So for, on average, 250 bucks per year for the average SMB sized client, it's a good deal for them. And it makes it easy for us to manage their Exchange servers..it's a "global per domain" system...we don't have to add/manage individual users mailboxes like you do with appriver or postini.

That 250 bucks/year isn't really a waste of money, once you factor in the ease of setup, the ease of maintenance, the added security to the clients exchange server.

Also....we all know from experience...if their server is down..the default concept of mail queuing for them for approx 24 hours without some filtering service doing this for them is not really accurate. You're at the mercy of any/all the senders mail services acting independently.
 
I think I need to eat my breakfast and wake up some.

I keep thinking about using exchange in combination with pop3. :) There are just so so SO many ways to do this.

I do a lot of my clients using pop3 servers and a program called popcon. That lets me run exchange without opening port 25.
 
I used to love that in the early days of SBS....the POP3 connector.
But these days with the need to synch so many things with their e-mail, POP really has its limitations.
 
I find POP to be really annoying if you are accessing with multiple devices. Folder synch and the need to delete from all the devices.

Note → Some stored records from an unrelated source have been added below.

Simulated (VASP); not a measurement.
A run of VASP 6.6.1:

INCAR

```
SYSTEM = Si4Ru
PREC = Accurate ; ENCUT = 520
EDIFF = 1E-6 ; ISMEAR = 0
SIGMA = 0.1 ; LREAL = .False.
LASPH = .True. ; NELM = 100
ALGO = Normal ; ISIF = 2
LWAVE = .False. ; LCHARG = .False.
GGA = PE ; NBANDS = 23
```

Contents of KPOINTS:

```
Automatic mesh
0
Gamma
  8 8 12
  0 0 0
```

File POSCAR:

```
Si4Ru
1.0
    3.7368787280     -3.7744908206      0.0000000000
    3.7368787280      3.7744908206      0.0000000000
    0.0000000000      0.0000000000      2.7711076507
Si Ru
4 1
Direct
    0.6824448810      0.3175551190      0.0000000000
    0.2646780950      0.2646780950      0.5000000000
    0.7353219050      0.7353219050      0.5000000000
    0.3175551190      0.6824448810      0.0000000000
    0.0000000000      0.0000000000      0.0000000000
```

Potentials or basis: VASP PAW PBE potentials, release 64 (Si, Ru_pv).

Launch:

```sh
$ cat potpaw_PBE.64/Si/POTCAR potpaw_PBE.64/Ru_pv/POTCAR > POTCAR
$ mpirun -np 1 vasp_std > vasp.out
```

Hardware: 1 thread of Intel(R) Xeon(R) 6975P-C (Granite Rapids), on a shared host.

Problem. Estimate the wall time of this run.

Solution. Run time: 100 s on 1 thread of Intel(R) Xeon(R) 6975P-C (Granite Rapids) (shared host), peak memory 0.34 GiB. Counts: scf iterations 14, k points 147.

Folders are probably the biggest. If you are using the email for business, you're likely getting a TON of emails, and the folders are essential for organization.
 
I find POP to be really annoying if you are accessing with multiple devices. Folder synch and the need to delete from all the devices.

Folders are probably the biggest. If you are using the email for business, you're likely getting a TON of emails, and the folders are essential for organization.



What? Still not seeing how pop affects that. Once its downloaded to the exchange server it acts strictly like regular exchange. You only allow one device to access the pop account. And make the others access exchange to get the emails. Only time that sucks is when you have to deal with blackberry and their crap exchange addon.
 
What? Still not seeing how pop affects that. Once its downloaded to the exchange server it acts strictly like regular exchange. You only allow one device to access the pop account. And make the others access exchange to get the emails. Only time that sucks is when you have to deal with blackberry and their crap exchange addon.

I didn't know you could do that! I was referring to POP accounts without having an exchange server. In other words, web-hosted email accounts like the kind you'll get packaged with a domain name.
 
What do you mean? What limitations?

You often have ZERO control of that mailbox..it's at some huge overseas ISP.

Unable to attach aliases or different recipient policies to that users mailbox

The occasional clogging of the POP mailbox by a wonky e-mail that holds up the entire train

Limited outgoing default e-mail/recipient policies

The clunkiness of dealing with an ISP server as authoritative for incoming for a domain, and an outgoing local mail server trying to send for that same domain (non issue years ago but growing in complexity with various antispam measures lately..if you haven't seen yet..you will)

Fetch intervals typically default to 15 minutes..try to change it to closer issues and the POP connector gets pretty demanding of bandwidth and server resources as it pulls down e-mail going down the mailbox list (in other words..not evenly spread out loads and inefficient). This impacts bandwidth as well as server resources. Not a biggie for a small org of 2 or 3 people..but as numbers of staff go up and expected mail loads...it's a sloppy solution.

At the mercy and near loss of control of the POP3 host (unless you have your own well supported wholesale package..in which case...why not do proper mail setup for a business instead of home grade POP3)

...running out of time to keep jotting down many more reasons...
 
You often have ZERO control of that mailbox..it's at some huge overseas ISP.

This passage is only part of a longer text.